We can think of the optimalist theory of ultimate explanation as the claim:
- Necessarily, that reality is for the best explains everything.
(I won’t worry in this post about two details. First, whether “reality” in (1) includes the principle of optimality itself—Rescher has suggested that it does, since it’s for the best that everything be for the best. Second, whether “reality” is all the detail of the world, or just the “core” of the world—the aspects not set by indeterministic causation.)
Given that only truths explain, (1) entails:
- Necessarily, reality is for the best.
Notice that one could accept (2) without accepting (1). One might, for instance, be a Leibnizian and think that there is a two-fold structure to ultimate explanation: first, God’s existence is explained by the ontological argument and, second, God creates the best contingent reality. On this account everything is for the best, but that everything is for the best is not the ultimate explanation, because it does not explain why God exists. Or one might think that reality is necessary and brute, and it brutely has to be like it is. And as a very suprising but non-explanatory matter of fact the way it is is in fact optimal.

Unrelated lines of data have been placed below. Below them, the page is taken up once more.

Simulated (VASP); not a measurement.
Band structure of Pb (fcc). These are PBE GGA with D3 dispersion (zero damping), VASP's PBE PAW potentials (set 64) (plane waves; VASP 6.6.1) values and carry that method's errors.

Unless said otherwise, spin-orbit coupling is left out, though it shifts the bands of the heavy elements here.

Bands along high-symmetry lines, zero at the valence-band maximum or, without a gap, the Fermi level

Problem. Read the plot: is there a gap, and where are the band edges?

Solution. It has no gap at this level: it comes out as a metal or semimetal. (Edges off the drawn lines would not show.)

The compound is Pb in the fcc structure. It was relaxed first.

I am emphasizing this, because I want to problematize (1). Grant (2). Why should we think that the fact that everything is for the best in fact explains everything?
Suppose that modal fatalism is true, and that it so happens that reality is exactly mid-way between the worst and the best possibility, and is in the only option mid-way between the worst and best. (I assume one can talk of options for reality even given modal fatalism. Otherwise, optimalism falls apart. The “options for reality” may be something like narrowly logically possible worlds.) Then:
- Necessarily, reality is exactly middling.
Now suppose a “mediocritist” said: “And that reality is necessarily exactly middling explains why reality is what it is.” But why would we buy that? Or suppose that reality is necessarily the only one that is exactly 56.4% of the way up between the worst and the best (where worst would count as 0% of the way up and best as 100%)? Surely we wouldn’t conclude that its being exactly at 56.4% explains why it is the way it is. But if not, then why should its being at 50% explain it, as on mediocritism, or its being at 100% explain it, as on optimalism?
I think what the optimalist ought to say at this point is that analogously to non-Humean pushy laws of nature, there are non-Humean pushy laws of metaphysics. One of these laws is that everything is for the best. It is the pushiness of this metaphysical law that explains reality. But there is something rather odd about pushy laws prior to all beings—they seem really problematically ungrounded.